Can I fit a complex model in two stages (maximum likelihood)?

Background

I have a rather complex non-linear mixed model. It’s intended to model exponentially decaying responses to transient events in animal behaviour experiments. In addition, I’ve used latent variables to model a non-Gaussian $text{AR}(1)$ residual error process, as serial correlation is a serious issue with my data as the responses I’m interested in are short in duration. I’ve implemented this in TMB in R.

When I was testing this on simulated data, the model would never fit correctly. Patterns from the exponential response would consistently be mistaken for the $text{AR}(1)$ process.

Assuming that serial correlation only results in a bias of residual error variance estimation, not the parameter estimates themselves, $beta$, I tried fitting the model in two steps:

1. Fit the initial mixed model, assuming no AR(1) process is present. As expected, this resulted in accurate $beta$ estimates, but erroneous residual errors when compared to my simulation parameters.

2. I then refit the model, holding the $beta$ paramaters fixed and the random effects, and only estimated the terms related to residual error and $text{AR}(1)$ terms.

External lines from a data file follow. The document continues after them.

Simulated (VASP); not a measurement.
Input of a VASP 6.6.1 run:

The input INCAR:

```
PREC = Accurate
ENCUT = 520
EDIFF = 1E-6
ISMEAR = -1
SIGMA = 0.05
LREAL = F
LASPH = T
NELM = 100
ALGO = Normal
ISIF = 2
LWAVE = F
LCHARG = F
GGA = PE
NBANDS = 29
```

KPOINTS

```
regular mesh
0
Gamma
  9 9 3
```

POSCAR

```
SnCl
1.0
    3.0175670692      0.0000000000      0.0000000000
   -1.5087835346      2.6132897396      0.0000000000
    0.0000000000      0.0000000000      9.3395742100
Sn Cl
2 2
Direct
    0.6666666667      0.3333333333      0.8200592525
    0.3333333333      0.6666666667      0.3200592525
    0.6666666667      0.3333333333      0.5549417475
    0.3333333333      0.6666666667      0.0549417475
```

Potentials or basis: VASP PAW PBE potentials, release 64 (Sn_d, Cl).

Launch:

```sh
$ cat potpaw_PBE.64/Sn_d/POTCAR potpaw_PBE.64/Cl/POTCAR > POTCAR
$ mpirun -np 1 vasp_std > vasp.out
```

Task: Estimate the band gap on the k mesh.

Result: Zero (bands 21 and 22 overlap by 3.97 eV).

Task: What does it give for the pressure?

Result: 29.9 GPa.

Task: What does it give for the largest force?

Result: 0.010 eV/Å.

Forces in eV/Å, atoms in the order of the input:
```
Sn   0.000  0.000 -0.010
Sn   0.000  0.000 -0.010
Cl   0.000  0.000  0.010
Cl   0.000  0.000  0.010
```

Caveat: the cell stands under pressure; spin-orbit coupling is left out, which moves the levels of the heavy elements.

Using this process, my model consistently estimated the correct $beta$ and $text{AR}(1)$ when testing in simulated data that met the assumptions of my model. I then use parametric bootstrapping to generate confidence intervals and hypothesis testing.

Question

So this feels like a very hackey way to make a model fit… but it appears to match well with my simulation parameters. While the results look right, I was wondering if there may be other theoretical issues that I’m overlooking.

My questions are…

• Are there any reasons as to why I shouldn’t estimate my model parameters in 2 fitting steps?
• Are there examples of models which do fit their parameters in 2 separate steps?